So it's almost two-thirty in the morning and it just hit me that today marks two weeks since I've moved into Jameson. Where did the time go?!
I had a tough time last week, but this week was SO much better. Part of it has to do with classes starting--I love my professors. Even if the material I'm reading isn't the most interesting thing in the world, I really appreciate how passionate they are about what they do. One of my professors even remarked that he "ruined his life" studying what he did yet I could tell he loves talking to his students about his discoveries.
Add/drop week is over and I luckily obtained my perfect schedule!
I'm taking 17 credits this semester:
Intro to American Lit
General Psychology
Intermediate Latin Prose
Issues in Women's Leadership
Byrne seminar on storytelling
Honors Colloquium on First Contact
Another seminar--How Sex Changed
I purposely set up my schedule so I wouldn't have Friday classes, and I severely pay for it on Mondays and Wednesdays, but I think I'm going to love having long weekends all this semester. Latin is going to kick my ass until I surrender (which I won't, of course), but at least it's giving me the challenge I've been looking for. My Psych professor is all about encouraging us to live it up so ending my brutal Mondays and Wednesdays with his class makes the overload worth it.
My journey thus far has felt like a Rediscovery.
Rutgers is a HUGE and somewhat daunting place to be--I learned that a lot of feeling "okay" at a large university is about finding your niche. I'm slowly discovering my own through all the clubs I've signed up for, the sorority I'm rushing, meeting people who are passionate about their art, and the community within the DRC. I've talked to A LOT of people since I've been here--DRC admins, other poets, and professors during office hours. I've been to most of the dorms on Cook/Douglass and College Ave and rekindled my passion for writing at a teahouse.

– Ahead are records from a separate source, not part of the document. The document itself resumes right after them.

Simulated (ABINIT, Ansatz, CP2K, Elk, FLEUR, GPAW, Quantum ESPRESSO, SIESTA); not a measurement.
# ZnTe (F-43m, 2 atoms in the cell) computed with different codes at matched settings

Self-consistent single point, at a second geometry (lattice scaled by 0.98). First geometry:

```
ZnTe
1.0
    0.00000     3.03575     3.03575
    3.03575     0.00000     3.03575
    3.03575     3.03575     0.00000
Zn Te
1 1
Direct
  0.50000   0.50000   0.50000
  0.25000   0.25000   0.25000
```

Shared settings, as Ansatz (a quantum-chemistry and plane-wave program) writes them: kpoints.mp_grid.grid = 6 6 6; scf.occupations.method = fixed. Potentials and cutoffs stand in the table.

Around this time last year I gave into the college craze and wrote one of my essays based on a painting called Christina's World by Andrew Wyeth on the idea of home. It was one of those things I wrote that I didn't fully comprehend until months after I had made my decision and neatly tucked my college essays away in a drawer. I came to this conclusion that Home isn't a physical place for me--my home lies in whatever I put my effort and my heart into, whatever and whomever I leave a piece of myself with. I just reread that essay, sooooo thankful that I saved it because it just made me realize that this awkward college adjustment-limbo is the best time to start building my new home.
I feel very deep and inspired to go on an adventure right now, but I learned too many lessons the hard way including not leaving my dorm after 2 A.M. alone to go to another campus (hahaha this is funny in retrospect)...
On a more amusing note, I ordered $21 of delivery at 1 A.M. from Hansel N' Griddle (Mine Street or Church Street gogogo!) which I am still working on...
Oh, the wonderfully convenient things I am learning through Rutgers life!